Apache Lucene Migration Guide

Changed SPI lookups for codecs and analysis changed (LUCENE-7873)

Due to serious problems with context class loaders in several frameworks (OSGI, Java 9 Jigsaw), the lookup of Codecs, PostingsFormats, DocValuesFormats and all analysis factories was changed to only inspect the current classloader that defined the interface class (lucene-core.jar). Normal applications should not encounter any issues with that change, because the application classloader (unnamed module in Java 9) can load all SPIs from all JARs from classpath.
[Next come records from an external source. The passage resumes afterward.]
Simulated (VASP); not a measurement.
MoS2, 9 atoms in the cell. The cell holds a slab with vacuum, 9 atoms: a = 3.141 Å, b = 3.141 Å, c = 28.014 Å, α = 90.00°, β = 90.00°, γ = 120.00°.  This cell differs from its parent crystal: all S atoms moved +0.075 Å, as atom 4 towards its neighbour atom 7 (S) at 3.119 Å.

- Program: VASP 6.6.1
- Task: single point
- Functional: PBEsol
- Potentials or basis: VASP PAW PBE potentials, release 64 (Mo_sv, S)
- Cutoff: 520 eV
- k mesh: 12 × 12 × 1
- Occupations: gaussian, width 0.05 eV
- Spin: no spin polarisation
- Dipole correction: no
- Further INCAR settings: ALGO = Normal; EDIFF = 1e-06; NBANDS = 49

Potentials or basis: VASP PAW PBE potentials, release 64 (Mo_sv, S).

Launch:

For any code that relies on the old behaviour (e.g., certain web applications or components in application servers) one can manually instruct the Lucene SPI implementation to also inspect the context classloader. To do this, add this code to the early startup phase of your application before any Apache Lucene component is used:

ClassLoader cl = Thread.currentThread().getContextClassLoader();
// Codecs:
PostingsFormat.reloadPostingsFormats(cl);
DocValuesFormat.reloadDocValuesFormats(cl);
Codec.reloadCodecs(cl);
// Analysis:
CharFilterFactory.reloadCharFilters(cl);
TokenFilterFactory.reloadTokenFilters(cl);
TokenizerFactory.reloadTokenizers(cl);

This code will reload all service providers from the given class loader (in our case the context class loader). Of course, instead of specifying the context class loader, it is receommended to use the application's main class loader or the module class loader.

If you are migrating your project to Java 9 Jigsaw module system, keep in mind that Lucene currently does not yet support module-info.java declarations of service provider impls (provides statement). It is therefore recommended to keep all of Lucene in one Uber-Module and not try to split Lucene into several modules. As soon as Lucene will migrate to Java 9 as minimum requirement, we will work on improving that.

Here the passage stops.